Dr. Palffy-Muhoray

Dr. Peter Palffy-Muhoray Uses Overseas Travel to Promote Kent State and the Prestigious Liquid Crystal Institute

The Glenn H. Brown Liquid Crystal Institute at Kent State University is one of the most highly regarded research institutions for liquid crystals in the world. It is the birthplace of liquid crystal displays (LCDs), which revolutionized the way we use technology today. Other pivotal contributions have been made to the liquid crystal industry at Kent State, including the invention of the twisted nematic cell, the heart of LCDs. 
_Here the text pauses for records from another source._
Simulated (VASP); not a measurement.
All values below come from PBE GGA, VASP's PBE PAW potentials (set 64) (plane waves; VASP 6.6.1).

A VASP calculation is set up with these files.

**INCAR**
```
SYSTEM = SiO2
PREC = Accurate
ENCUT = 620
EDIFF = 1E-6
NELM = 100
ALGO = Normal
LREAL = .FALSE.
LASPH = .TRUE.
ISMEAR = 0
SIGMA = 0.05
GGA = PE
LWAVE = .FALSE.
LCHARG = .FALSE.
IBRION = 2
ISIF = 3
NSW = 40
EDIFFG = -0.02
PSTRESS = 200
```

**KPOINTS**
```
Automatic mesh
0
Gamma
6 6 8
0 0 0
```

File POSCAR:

Dr. Peter Palffy-Muhoray is associate director of the Liquid Crystal Institute and a professor in the chemical physics interdisciplinary program at Kent State University. He came to Kent in 1987 to study liquid crystals and is still passionate about the subject.

Liquid Crystal Institute Clean Room
A prototyping technique is demonstrated in the clean room facility within the Liquid Crystal Institute. Because of it world-renowned status, LCI has enabled its faculty to establish numerous partnerships with other overseas institutions to collaborate on research and teaching projects. It has also attracted numerous scholars from abroad to study at KSU.
Liquid Crystal Institute Building
The Liquid Crystal and Materials Sciences Building serves as home to Kent State’s Liquid Crystal Institute.

Dr. Palffy-Muhoray is also passionate about promoting the Institute, as well as Kent State University, to the many individuals he meets during his numerous travels overseas. He is one of numerous professors at Kent State University who travel around the world with the intention of making connections with other field experts as well as initiating collaborations with partner institutions. Having originally traveled to Brazil about 20 years ago to give a lecture, Dr. Palffy-Muhoray has traveled back frequently since. In Brazil alone, he’s met a number of influential teachers, students and scientists with whom he has collaborated to perform research, lecture, teach and publish papers. Most recently, Dr. Palffy-Muhoray's extensive involvement at Pontifical Catholic University of Rio de Janeiro resulted in a memorandum of understanding (MOU) being signed between the university and KSU, which is the first step toward a formal agreement. At PUC-Rio, Dr. Palffy-Muhoray has also worked with scientists interested in optical fibers in different sensing applications.

“In the field of liquid crystals, Kent State is really the best in the world. We have the highest concentration of experts in the field.”

Collaborations with other scientists and universities are extremely important to Dr. Palffy-Muhoray and the Liquid Crystal Institute. “Discovering unexpected scientific strengths is a tremendous asset. We have expertise in certain areas because of where we are and who we talk to. It really can be fruitful. It’s surprising that you can go to a remote corner of Brazil and you meet someone who’s an expert in something that maybe only three other people in the world have expertise in,” Palffy-Muhoray said. Learning about other cultures is more beneficial than people may think, even in the scientific world. It can open students’ eyes to many possibilities and it’s great for students to see the skills they learn locally are universal. “Math, physics and chemistry truly add a sense of global connectedness,” he added.

Right now, the Liquid Crystal Institute at Kent State has a PhD program in chemical physics that is highly selective. There are many applicants, but incoming classes typically consist of about 10 students. They have to take two years of classes and two to three years of research in the field. Many graduates work for companies like Apple and Google and typically get very good jobs in the industry. “The program is very challenging and you have to be very good at math, physics and chemistry. Some American students see some sort of managerial career as being more profitable and not as demanding.  Others embrace the challenges and get a lot of pleasure from the research.” Palffy-Muhoray said. In addition to the PhD program, an exciting new two-year Master’s Degree program in Liquid Crystal Engineering is just starting, and is expected to draw many applicants from all over the world.